Haifa, Israel – The organizers of Israel’s annual state-run Bible Quiz are used to asking tough questions. But as this year’s contest approached, the tables were turned as they were forced to answer one: Who is a Jew?

The Bible Quiz is a popular highlight of the country’s yearly Independence Day celebrations, introduced by the prime minister and broadcast live on national television. Thousands of Israelis tune in to see teenagers battle to determine who knows the most about the Good Book.

Contestants come from Israel and the Diaspora. The only prerequisite for entry is that you have to be Jewish.

There are no records of contestants who had been excluded because their Jewishness was contested at any point in the quiz’s 45-year history. In mid-April, however, a furious controversy erupted following the disclosure that Bat-El Levy, one of the four Israeli finalists this year, comes from a West Bank family of so-called messianic Jews who believe in Jesus as the messiah.

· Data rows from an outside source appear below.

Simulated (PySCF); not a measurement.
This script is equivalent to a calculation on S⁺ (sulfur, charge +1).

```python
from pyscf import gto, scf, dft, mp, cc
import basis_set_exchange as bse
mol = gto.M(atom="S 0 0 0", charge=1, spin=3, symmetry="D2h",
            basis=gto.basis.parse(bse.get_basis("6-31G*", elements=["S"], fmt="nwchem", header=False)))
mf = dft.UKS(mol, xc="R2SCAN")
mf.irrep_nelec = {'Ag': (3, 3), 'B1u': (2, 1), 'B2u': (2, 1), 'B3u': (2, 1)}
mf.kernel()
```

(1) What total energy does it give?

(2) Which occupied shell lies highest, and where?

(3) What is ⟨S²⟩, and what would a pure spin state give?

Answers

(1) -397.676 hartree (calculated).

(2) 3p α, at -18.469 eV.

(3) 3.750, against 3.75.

Rabbis and anti-missionary activists, already shaken by a recent Supreme Court decision permitting 12 messianics to immigrate under the Law of Return, demanded that the 17-year-old be disqualified. Opponents charged that her participation would help her community advance what critics call creeping legitimacy as a variant of Judaism. “These people want to become part of the Jewish family,” said Rabbi Shlomo Aviner, a prominent religious-Zionist figure and a leader of the protests. “We must stop this girl from contesting.”

The messianics replied that the protests were an example of the constant prejudice they face in the Jewish state. “The reaction to this contestant shines a light on a phobia that exists toward messianic Jews in Israel,” said attorney Calev Myers, de facto spokesman for Israel’s 100 messianic congregations.

The quiz organizers themselves, inclined to exclude Levy but concerned about violating the law, turned to their own attorneys for guidance. The attorneys, in turn, told them not to bar Levy.

The Bible Quiz is run jointly by the army and the Education Ministry, and it is one of the few Jewish studies initiatives in Israel that enjoys participation and widespread interest among both secular and religious Jews. In the months leading up to the final round, held each year in Jerusalem on Independence Day, Jewish Agency representatives in 30 countries organize regional championships to choose the finalists.

There have been controversies in the past. In 2003 there was a bitter row over who should represent the United Kingdom when the winner of the British regionals, the King David High School of Manchester, was accused of cheating, and Immanuel College of London, the second-place school — and the Manchester school’s accuser —represented Britain in Jerusalem. Last year, organizers faced an odd complaint after winner Yishai Gispan said he did not deserve his own victory because an answer he gave was inaccurate.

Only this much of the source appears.